Event Horizons
The event horizon is the point outside the black hole where the gravitational attraction becomes so strong that the escape velocity (the velocity at which an object would have to go to escape the gravitational field) equals the speed of light. Since according to the relativity theory no object can exceed the speed of light, that means that nothing, not even light, could escape the black hole once it is inside this distance from the center of the black hole. A more fundamental way of viewing this is that in a black hole the gravitational field is so intense that it bends space and time around itself so that inside the event horizon there are literally no paths in space and time that lead to the outside of the black hole: No matter what direction you went, you would find that your path led back to the center of the black hole, where the singularity is found.
Black Holes and the Speed of Light
Black holes almost certainly exist, and one of their basic properties is that they trap light. However, it is also true that nothing exceeds the speed of light. In fact, the theoretical prediction of black holes is due to the General Theory of Relativity, which is built on the principle that the speed of light in a vacuum is constant. The analogy of a cannonball falling back to Earth with the trapping of light in a black hole is only a crude and suggestive one that is not correct at a fundamental level (for one thing, the cannonball has mass, but light does not; it turns out that this difference is critical, because massless particles MUST travel at light velocity, but massive particles CANNOT travel at light velocity).
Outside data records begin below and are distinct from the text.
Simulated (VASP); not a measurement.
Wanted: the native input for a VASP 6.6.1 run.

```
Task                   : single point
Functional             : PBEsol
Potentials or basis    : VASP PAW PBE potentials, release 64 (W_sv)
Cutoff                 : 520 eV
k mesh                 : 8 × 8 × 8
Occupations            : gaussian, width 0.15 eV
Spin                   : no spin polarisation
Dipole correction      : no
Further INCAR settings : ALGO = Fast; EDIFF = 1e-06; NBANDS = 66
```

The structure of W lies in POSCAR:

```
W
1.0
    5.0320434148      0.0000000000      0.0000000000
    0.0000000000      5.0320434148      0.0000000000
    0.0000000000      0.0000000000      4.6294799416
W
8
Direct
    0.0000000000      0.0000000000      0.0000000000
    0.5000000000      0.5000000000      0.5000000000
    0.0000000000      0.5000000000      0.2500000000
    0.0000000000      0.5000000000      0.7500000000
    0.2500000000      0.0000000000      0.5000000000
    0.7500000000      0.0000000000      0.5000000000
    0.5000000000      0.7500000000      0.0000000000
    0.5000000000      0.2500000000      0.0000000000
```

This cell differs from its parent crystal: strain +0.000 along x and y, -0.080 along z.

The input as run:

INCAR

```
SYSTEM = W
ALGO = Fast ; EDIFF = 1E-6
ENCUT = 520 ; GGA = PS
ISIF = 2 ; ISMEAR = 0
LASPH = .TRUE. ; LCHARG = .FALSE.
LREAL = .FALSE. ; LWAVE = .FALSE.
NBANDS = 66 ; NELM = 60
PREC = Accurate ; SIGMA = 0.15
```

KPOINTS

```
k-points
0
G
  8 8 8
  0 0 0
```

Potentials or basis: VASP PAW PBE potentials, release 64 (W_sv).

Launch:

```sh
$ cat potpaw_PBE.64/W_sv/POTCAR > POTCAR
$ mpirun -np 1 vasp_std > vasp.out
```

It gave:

To understand fully why a black hole can trap light but the light still always travels at constant velocity requires an understanding of the General Theory of Relativity, but the essential point is that the black hole curves spacetime back on itself, so that all paths in the interior of the black hole lead back to the singularity at the center, no matter which direction you go (an analogy in two dimensions is that no matter which direction you go on the surface of the Earth in a "straight line" (what mathematicians call a "geodesic" or a "great circle"), you never escape the Earth but instead return to the same point. Imagine extending that analogy to the 4 dimensions of spacetime and you have a rough explanation for why light travels at light speed, but cannot escape the interior of a black hole. Singularities Clothed and Naked
The singularity is the point of infinite density thought to exist at the center of a black hole. We have no way of understanding what would happen in the vicinity of a singularity, since in essence nature divides our equations by zero at such a point, and you probably learned some time in math class that you cannot divide by zero and get sensible mathematics. There is an hypothesis, called the "Law of Cosmic Censorship" that all singularities in the Universe are contained inside event horizons and therefore are in principle not observable (because no information about the singularity can make it past the event horizon to the outside world). However, this is an hypothesis, not rigorously proven, so it is conceivable that so-called "Naked Singularities" might exist, not clothed by an event horizon. If such were the case, we can only guess at this point what that would imply for physics near such an object.